Well this might just be the dog for you as she is not up for the protection side of things.

PM the OP and have a chat.

*To the OP........ Can I suggest you have her spayed before re-homing her*.


----------



## markandholly (Dec 26, 2010)

feel free to pm!


----------



## Guest (Jan 16, 2011)

markandholly said:


> feel free to pm with any questions you have omn1
> 
> and thank you o'mali's dad i was thinking about it as i would hate to think of someone conning me into believing she was going to a good home , only to be used for puppy farming !
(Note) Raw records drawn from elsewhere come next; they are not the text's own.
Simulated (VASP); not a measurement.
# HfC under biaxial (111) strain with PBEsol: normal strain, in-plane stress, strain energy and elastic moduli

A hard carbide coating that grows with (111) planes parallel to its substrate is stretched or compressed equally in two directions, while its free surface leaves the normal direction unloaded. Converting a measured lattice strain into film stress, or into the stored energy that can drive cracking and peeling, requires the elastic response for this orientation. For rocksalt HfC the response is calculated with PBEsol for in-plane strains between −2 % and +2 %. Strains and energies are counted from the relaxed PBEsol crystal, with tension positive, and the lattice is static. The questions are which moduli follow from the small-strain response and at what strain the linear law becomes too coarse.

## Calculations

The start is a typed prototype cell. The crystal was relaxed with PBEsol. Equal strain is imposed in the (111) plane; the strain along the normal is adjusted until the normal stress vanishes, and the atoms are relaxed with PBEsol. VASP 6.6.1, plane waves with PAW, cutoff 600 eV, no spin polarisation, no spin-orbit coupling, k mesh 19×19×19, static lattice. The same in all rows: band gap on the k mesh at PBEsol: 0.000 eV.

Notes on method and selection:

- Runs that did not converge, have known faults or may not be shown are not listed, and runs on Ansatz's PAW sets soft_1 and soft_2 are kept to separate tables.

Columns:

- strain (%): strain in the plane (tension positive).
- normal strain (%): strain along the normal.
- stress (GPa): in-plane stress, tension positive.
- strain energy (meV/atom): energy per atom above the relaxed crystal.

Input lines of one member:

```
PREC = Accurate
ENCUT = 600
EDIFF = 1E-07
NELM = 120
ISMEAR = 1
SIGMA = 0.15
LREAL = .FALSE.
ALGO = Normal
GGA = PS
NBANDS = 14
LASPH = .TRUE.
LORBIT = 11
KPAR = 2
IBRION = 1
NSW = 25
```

Yes Mark, they are as rare as rocking horse shyt so there are those out there who would see it as a money making excersize  only to find they are difficult to home, may end up in the wrong hands and could turn out to have fear issues and end up dumped 

Besides, a dog with "fear issues" should not be bred from.


----------



## markandholly (Dec 26, 2010)

i agree 100%


----------



## Craig goodyear (Jan 30, 2011)

Hi have you still got your Dutch herder I am very interested?


----------



## markandholly (Dec 26, 2010)

thank you to


----------



## omn1 (Jan 10, 2011)

I'm glad you decided to keep her.

I think we never know how a dog is going to turn out, but we need to keep faith with them.

Good luck and let us know how she gets on.

Owen


----------



## acemalik (May 4, 2011)

is this girl still available ?


----------